On Fri, Dec 8, 2023 at 1:24 AM Kairui Song ryncsn@gmail.com wrote:
Yu Zhao yuzhao@google.com 于2023年12月8日周五 14:14写道:
Unmapped folios accessed through file descriptors can be underprotected. Those folios are added to the oldest generation based on:
- The fact that they are less costly to reclaim (no need to walk the rmap and flush the TLB) and have less impact on performance (don't cause major PFs and can be non-blocking if needed again).
- The observation that they are likely to be single-use. E.g., for client use cases like Android, its apps parse configuration files and store the data in heap (anon); for server use cases like MySQL, it reads from InnoDB files and holds the cached data for tables in buffer pools (anon).
However, the oldest generation can be very short lived, and if so, it doesn't provide the PID controller with enough time to respond to a surge of refaults. (Note that the PID controller uses weighted refaults and those from evicted generations only take a half of the whole weight.) In other words, for a short lived generation, the moving average smooths out the spike quickly.
To fix the problem:
- For folios that are already on LRU, if they can be beyond the tracking range of tiers, i.e., five accesses through file descriptors, move them to the second oldest generation to give them more time to age. (Note that tiers are used by the PID controller to statistically determine whether folios accessed multiple times through file descriptors are worth protecting.)

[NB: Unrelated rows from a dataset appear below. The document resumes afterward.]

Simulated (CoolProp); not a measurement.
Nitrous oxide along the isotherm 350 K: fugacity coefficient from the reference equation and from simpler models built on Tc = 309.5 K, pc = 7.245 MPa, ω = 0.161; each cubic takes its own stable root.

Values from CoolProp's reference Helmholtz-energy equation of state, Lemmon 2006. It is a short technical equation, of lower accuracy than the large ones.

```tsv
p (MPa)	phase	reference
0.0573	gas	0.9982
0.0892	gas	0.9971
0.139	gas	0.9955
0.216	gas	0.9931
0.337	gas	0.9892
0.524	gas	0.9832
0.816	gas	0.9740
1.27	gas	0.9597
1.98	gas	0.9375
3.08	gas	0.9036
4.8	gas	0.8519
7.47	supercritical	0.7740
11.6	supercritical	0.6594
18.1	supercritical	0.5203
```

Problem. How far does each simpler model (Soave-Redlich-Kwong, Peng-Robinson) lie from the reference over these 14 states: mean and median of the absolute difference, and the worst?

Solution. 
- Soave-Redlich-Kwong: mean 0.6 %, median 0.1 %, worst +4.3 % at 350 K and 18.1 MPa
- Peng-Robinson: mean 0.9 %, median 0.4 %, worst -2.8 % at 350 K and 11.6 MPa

- When adding unmapped folios to LRU, adjust the placement of them so that they are not too close to the tail. The effect of this is similar to the above.
On Android, launching 55 apps sequentially: Before After Change workingset_refault_anon 25641024 25598972 0% workingset_refault_file 115016834 106178438 -8%
Hi Yu,
Thanks you for your amazing works on MGLRU.
I believe this is the similar issue I was trying to resolve previously: https://lwn.net/Articles/945266/ The idea is to use refault distance to decide if the page should be place in oldest generation or some other gen, which per my test, worked very well, and we have been using refault distance for MGLRU in multiple workloads.
There are a few issues left in my previous RFC series, like anon pages in MGLRU shouldn't be considered, I wanted to collect feedback or test cases, but unfortunately it seems didn't get too much attention upstream.
I think both this patch and my previous series are for solving the file pages underpertected issue, and I did a quick test using this series, for mongodb test, refault distance seems still a better solution (I'm not saying these two optimization are mutually exclusive though, just they do have some conflicts in implementation and solving similar problem):
Previous result:
Execution Results after 905 seconds
Executed Time (µs) Rate
STOCK_LEVEL 2542 27121571486.2 0.09 txn/s
TOTAL 2542 27121571486.2 0.09 txn/s
This patch:
Execution Results after 900 seconds
Executed Time (µs) Rate
STOCK_LEVEL 1594 27061522574.4 0.06 txn/s
TOTAL 1594 27061522574.4 0.06 txn/s
Unpatched version is always around ~500.
Thanks for the test results!
I think there are a few points here:
- Refault distance make use of page shadow so it can better
distinguish evicted pages of different access pattern (re-access distance).
- Throttled refault distance can help hold part of workingset when
memory is too small to hold the whole workingset.
So maybe part of this patch and the bits of previous series can be combined to work better on this issue, how do you think?
I'll try to find some time this week to look at your RFC. It'd be a lot easier for me if you could share 1. your latest tree, preferably based on the mainline, and 2. your VM image containing the above test.